Well, we do get an estimate for the three parameters but accepting it at face value is very dangerous. Is it a good estimate?
The first alarm bell starts ringing when we look at the confidence intervals: they are huge! Not much different from our original bound, in fact.

In practice however, wide CIs alone are just a hint (and they could be wrong too!). If we want to know how good our estimate are we need to test the estimation method itself. We do this by cross-validation (taking some runs and pretending they are the real data to see if we estimate their parameters correctly).
We can do this in one line here:

abc_cv<-cross_validate_rejection_abc(
  # this is again target runs
  total_data  = shelling,
  # number of sub-groups to do cross-validation with
  ngroup = 5,
  parameter_colnames = c("density","radiusNeighborhood","X..similar.wanted"),
  summary_statistics_colnames = c("trend.percent.similar")
)
abc_cv$performance
#>            density radiusNeighborhood  X..similar.wanted 
#>        0.126938269       -0.009338484       -0.021497262

And the results are awful. Performance, defined as 1 minus the ratio of mean square root error of the method (abc here) and just guessing the average, goes from zero (the estimation is no better than just guessing the average) to 1 (perfect estimation). Performance of zero means that both radius and %-similarity are not identified at all. Density has also abysmal performance. My hand rule is that things start looking somewhat identified when performance reaches 0.3; however in practice it’s just much easier to just check visually what we have managed to estimate.
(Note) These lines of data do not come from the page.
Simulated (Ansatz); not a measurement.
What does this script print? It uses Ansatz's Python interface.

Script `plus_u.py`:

The confidence intervals seem to be a bit too large since their coverage (the % of time the real parameter is in the CI) exceeds the target of 95%:

abc_cv$contained
#>            density radiusNeighborhood  X..similar.wanted 
#>             0.9648             0.9952             0.9722

and we can confirm this visually::

plot_confidence_intervals(abc_cv,limit_number_of_runs_to_plot_to = 60) +
  theme_minimal()

Red dots are the “real” value and the error bars are the CI of our estimations. Again, it’s clear we haven’t really discovered anything: the CIs are very wide and about the size of the original priors. ABC is refusing to make a call.
Notice however that it seems to be possible to narrow down the % similarity wanted parameter when it’s around 40%-65%. This makes sense since that’s the sweet-spot of Schelling (much lower nobody moves, much higher everybody is always dissatisfied and moves).

We can look also at point-prediction quality, which is just as dreadful

plot_point_prediction_quality(abc_cv) 

We would like points to stay on the 45 degree line and instead they are everywhere. I think it’s clear the estimation here doesn’t work.
The model is under-identified with the data we have!

We could try with something a bit more fancy, like a local-linear ABC but it ends up being no better (in fact slightly worse!):

ll_cv<-cross_validate_loclinear_abc(total_data  = shelling,
                                    ngroup = 5,
                                    parameter_colnames = c("density","radiusNeighborhood","X..similar.wanted"),
                                    summary_statistics_colnames = c("trend.percent.similar")
)
ll_cv$performance
#>            density radiusNeighborhood  X..similar.wanted 
#>         0.12555132         0.01697889        -0.01305731

We could (should) try other methods but it it seems that you are just unable to estimate those parameters with just one summary statistic.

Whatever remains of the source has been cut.